Picture the scene – a packed train or coach and 95% of passengers either have a mobile device to play games, listen to music, watch TV or films, surf the internet or check email. Chances are we’ve all experienced a similar scene when travelling on the UKs transport network.
However, given the quality of network performance on a moving vehicle, frequent interruptions to network connection are common. Whilst some passengers may have downloaded content beforehand, the majority may struggle to get any reasonable service. We all battle to get connection on the move and often we’re presented with the ‘spinning wheel of doom’ whilst our device connects.
In 2017, this should no longer be the norm. It is time for transport providers to rethink on-board digital service delivery to its passengers. Yes, many transport providers have on-board Wi-Fi access – but as passengers we want the same bandwidth speed we get at home or in the office. The current delivery of on-board Wi-Fi doesn’t match these expectations or provide a level of consistent, high quality bandwidth. Too many people connecting via too few mobile masts, tunnels and embankments make the signal at best inconsistent and in many cases, non-existent. A different model is required, one that leverages an intranet to deliver digital on-board services.

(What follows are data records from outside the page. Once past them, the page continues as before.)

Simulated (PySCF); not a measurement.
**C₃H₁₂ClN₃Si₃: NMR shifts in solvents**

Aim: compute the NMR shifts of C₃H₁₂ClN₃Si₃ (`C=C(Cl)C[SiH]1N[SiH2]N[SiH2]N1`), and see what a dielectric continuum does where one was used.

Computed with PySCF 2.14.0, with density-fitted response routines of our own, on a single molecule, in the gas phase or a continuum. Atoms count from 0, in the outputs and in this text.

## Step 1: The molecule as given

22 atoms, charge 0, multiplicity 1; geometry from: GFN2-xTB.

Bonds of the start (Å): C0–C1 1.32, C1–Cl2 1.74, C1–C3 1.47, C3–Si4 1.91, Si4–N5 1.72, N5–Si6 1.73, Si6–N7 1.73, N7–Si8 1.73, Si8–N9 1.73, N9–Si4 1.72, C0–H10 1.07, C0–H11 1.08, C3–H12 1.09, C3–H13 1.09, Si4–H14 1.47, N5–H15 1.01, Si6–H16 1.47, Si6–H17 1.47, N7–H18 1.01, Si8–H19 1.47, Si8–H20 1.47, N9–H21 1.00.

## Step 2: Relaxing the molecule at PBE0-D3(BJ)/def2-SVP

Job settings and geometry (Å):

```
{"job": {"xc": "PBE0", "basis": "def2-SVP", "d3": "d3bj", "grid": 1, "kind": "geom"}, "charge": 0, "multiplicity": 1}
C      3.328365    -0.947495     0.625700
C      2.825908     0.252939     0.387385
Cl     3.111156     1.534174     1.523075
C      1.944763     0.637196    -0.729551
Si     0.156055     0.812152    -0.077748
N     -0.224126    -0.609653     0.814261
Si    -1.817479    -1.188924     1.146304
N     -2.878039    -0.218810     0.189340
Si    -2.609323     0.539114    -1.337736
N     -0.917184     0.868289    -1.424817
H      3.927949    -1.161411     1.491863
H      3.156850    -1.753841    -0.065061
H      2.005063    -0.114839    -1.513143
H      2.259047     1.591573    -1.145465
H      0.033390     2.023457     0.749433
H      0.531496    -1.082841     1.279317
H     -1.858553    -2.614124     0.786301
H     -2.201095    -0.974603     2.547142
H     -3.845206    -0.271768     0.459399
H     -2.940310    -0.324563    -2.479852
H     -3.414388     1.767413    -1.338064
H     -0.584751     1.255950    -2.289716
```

Transport providers need to embrace on-board digital services
The current passenger experience on many trains and coaches remains below standard. Rail providers are having a constant battle to try and stay out of the headlines, whilst at the same time investing money to improve the rail network, therefore the last thing on the boardroom agenda is to spend more money on upgrading the on-board Wi-Fi. And yet, despite the negative press coverage passenger numbers continue to rise in parallel with passenger expectations, as we demand more from rail providers to justify the ever-increasing ticket prices.
This begs the question - Is there an aspect of the passenger experience that could be improved without huge investment or rising costs?
The short answer is “Yes” – and it comes in the form of on-board digital services. Now, of course different travel providers will have different customer bases, with different content requirements. For example, regular commuters will be more interested in catching up on programmes missed the evening before, news programmes or travel updates and are less likely to want to stream movies than passengers settling in for a long journey.
Re-building the passenger relationship
On-board digital services provide transport operators with a wide range of content and genres; from kids’ animation, news, documentaries to horror and Sci-Fi, in audio, text and video formats, with or without subtitles or closed captions for the hard of hearing and nearly 200 languages from Gaelic to Pashtu. To maximise passenger engagement, content can be tailored to match the specific needs of any passenger audience.
It is time for transport providers – rail and coach – to embrace on-board digital services and improve the passenger experience. Transport companies have a real opportunity to use the latest digital solutions to improve the passenger experience and rebuild customer relationships.